The Miley Cyrus cover of this song has stirred some interest in the origin of it.
Anne Bredon (born Anne Loeb on September 7, 1930 in Berkeley, California) is an American folk singer, best known for composing the song Babe I'm Gonna Leave You while she was a student at University of California, Berkeley in the late 1950s. Bredon is the daughter of physicist Leonard Loeb and granddaughter of physiologist Jacques Loeb. She majored in art at Humboldt State University and completed her master's degree in mathematics at Berkeley, California.[1]

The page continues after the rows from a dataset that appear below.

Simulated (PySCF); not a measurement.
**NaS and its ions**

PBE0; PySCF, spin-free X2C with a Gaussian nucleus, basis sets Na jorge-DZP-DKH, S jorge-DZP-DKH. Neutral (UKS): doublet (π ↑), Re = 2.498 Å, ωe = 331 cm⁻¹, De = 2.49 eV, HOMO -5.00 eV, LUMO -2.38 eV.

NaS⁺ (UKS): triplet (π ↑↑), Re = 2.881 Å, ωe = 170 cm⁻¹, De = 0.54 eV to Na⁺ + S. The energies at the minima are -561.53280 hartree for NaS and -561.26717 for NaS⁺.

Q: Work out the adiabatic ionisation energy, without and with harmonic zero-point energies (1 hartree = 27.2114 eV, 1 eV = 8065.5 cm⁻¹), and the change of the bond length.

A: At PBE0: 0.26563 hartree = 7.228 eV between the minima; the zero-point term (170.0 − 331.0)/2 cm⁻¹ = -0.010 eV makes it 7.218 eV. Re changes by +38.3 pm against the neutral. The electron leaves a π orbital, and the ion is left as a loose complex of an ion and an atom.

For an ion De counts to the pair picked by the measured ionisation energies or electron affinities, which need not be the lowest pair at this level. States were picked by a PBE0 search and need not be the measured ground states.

Some time around 1960, while attending Berkeley, Bredon appeared on a live folk-music radio show, The Midnight Special, on radio station KPFA singing Babe, I'm Gonna Leave You.[2] Janet Smith, another folk singer, developed her own version of the song and performed it on the same radio show some time later, catching the attention of Joan Baez who used the song on Joan Baez in Concert, Part 1 (1963).[2] The song was initially credited as "Traditional, arr. Baez" but properly attributed on Baez' 1964 sheet music, The Joan Baez Song Book.[2]
The English rock band Led Zeppelin covered the song after hearing Baez's version, crediting the song as "Trad., arr. Page". In the 1980s Bredon was made aware of Led Zeppelin's version of the song and so, since 1990, this version has been credited to Anne Bredon/Jimmy Page & Robert Plant: Bredon received a substantial back-payment in royalties.[3]